The beginning of the Twentieth Century in Madison County was a time of increasing self-determination and agency for African-Americans as is evidenced through land ownership. Although only 36 percent of farmers in Madison County in 1910 were black, 95 percent of all black operated farms were owner-operated, in contrast to only 86 percent of white operated farms. The trend towards owner-operated farms amongst the African-American population in Madison County was significantly higher than the 67 percent seen statewide. [3

Evidence of this trend is apparent in the small community off John Tucker Road as well. Two of Margaret Carpenter’s children, Elliott Carpenter and Zora Carpenter, married and remained in the community. Elliott Carpenter married Mary Baker in 1895, daughter of Benjamin and Ella Baker, and purchased Jim James’ land off John Tucker Road. Jim James continued to live on the property and Elliott and Mary constructed their own home to the east of his and farmed the land. Zora Carpenter married Hamp Reid in 1894. Zora and Hamp moved from Washington, D.C. back to Zora’s home place after her mother’s death. She purchased the interest from her siblings in her mother’s land in 1910.  Margaret’s daughter, Ida, had a son, Robert Lewis “Bob” Carpenter, in 1878. He operated his farm and raised his family on a purchased piece of land his grandmother had acquired decades prior.

headstone
Headstone of Laura James Brown, daughter of Walker Cobler and Frances James. Photo by Kristie Kendall, PEC.

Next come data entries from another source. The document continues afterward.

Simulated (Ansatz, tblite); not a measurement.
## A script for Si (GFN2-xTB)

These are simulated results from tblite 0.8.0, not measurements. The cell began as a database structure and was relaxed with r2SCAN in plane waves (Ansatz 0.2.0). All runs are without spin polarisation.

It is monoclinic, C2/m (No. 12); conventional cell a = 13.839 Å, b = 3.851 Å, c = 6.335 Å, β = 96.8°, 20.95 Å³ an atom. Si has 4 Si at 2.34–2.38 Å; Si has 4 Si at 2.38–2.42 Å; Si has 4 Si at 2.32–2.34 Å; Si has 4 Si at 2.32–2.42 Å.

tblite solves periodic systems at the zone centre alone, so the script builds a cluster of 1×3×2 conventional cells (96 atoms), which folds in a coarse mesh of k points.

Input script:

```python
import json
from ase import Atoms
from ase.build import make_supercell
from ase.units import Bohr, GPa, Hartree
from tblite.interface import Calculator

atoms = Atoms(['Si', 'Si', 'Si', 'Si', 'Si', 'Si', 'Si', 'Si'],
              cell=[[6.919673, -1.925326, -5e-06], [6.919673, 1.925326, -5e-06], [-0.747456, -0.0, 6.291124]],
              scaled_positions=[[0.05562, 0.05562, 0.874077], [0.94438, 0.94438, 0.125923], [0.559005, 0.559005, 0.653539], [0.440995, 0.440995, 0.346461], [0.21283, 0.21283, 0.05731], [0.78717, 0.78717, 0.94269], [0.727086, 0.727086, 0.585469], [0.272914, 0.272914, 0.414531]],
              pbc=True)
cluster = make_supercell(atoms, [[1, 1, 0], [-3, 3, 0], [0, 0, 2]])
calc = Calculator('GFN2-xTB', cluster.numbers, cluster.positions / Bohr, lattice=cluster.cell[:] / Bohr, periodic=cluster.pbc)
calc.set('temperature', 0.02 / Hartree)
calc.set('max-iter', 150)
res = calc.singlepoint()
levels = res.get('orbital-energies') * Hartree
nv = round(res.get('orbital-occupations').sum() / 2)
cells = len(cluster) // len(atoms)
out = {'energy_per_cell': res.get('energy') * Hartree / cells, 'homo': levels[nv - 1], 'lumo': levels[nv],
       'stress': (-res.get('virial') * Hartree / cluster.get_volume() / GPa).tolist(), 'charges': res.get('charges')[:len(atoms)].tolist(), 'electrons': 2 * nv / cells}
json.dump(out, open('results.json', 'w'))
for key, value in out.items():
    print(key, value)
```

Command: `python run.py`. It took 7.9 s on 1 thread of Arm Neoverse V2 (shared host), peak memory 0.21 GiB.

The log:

By 1910, this area off John Tucker Road would have been a lively, bustling place with at least nine families (one of them being a white family renting land in the community) and roughly 40 people residing here. Almost all of the families owned small plots of land that they farmed to provide for their immediate families. The 1910 the census also shows the beginnings of a diversification in employment and a shift from farming as a primary occupation to service industry positions. For example, Robert Lewis Carpenter worked as a teamster for a saw mill, meaning he was responsible for loading wagons with lumber to be taken to a local mill for processing. John Baylor Johnson’s niece, Lizzie Jackson, who lived with him and his wife in 1910, found employment as a private cook. Priscilla James served as a laundress for a local family. By 1915, every African-American household living in this tight-knit community owned the land on which they lived.

In the fall of 1918, the Spanish Flu reached Virginia, hitting Camp Lee at Petersburg and quickly spread from there. From death certificates, we can see that the epidemic was raging across Madison County by the holiday season of 1918. On January 13, 1919, Georgia Carpenter, an 11 year old daughter of Elliott and Mary Carpenter, was the first to succumb to the flu in the community.  Four days later, Jim James died on January 17. Three days later Isaac Brown died. Isaac’s wife, Laura (James) Brown followed on January 25. Although no death records can be located for Isaac and Laura’s two children, it is believed that they succumbed to the flu as well. [4] In twelve days’ time, this community buried between 10 and 15 percent of its residents in the same cemetery where Walker Cobler had been buried decades prior.

In the years following the Spanish Flu, much of this land remained in the ownership of some of the same, original families, but the population of the community decreased dramatically in size. Baylor and Anne Johnson’s son, John B Johnson, sold the land he inherited from his parents to Robert Lewis “Bob” Carpenter, who purchased several parcels. Zora Carpenter Reid and her husband, Hamp, acquired some of Isaac and Laura Brown’s estate, when their property went into chancery following their deaths, including the Walker Cobler home place. They lived there until Hamp Reid’s death in 1935. Raymond Nelson, their nephew, acquired the property in 1940 and it remains in the hands of the Nelson heirs today. Elliott Carpenter and his family remained on their property on John Tucker Road until Elliott’s death in 1972. Robert Lewis Carpenter, Jr., the son of “Bob” Carpenter, eventually acquired nearly 130 acres here, which he owned until his death in 2001. [5]

map of walker cobler farm
Map created by PEC for presentation purposes only. Data source: Madison County. Although efforts have been made to verify data, accuracy is not guaranteed. Map credit Watsun Randolph, PEC.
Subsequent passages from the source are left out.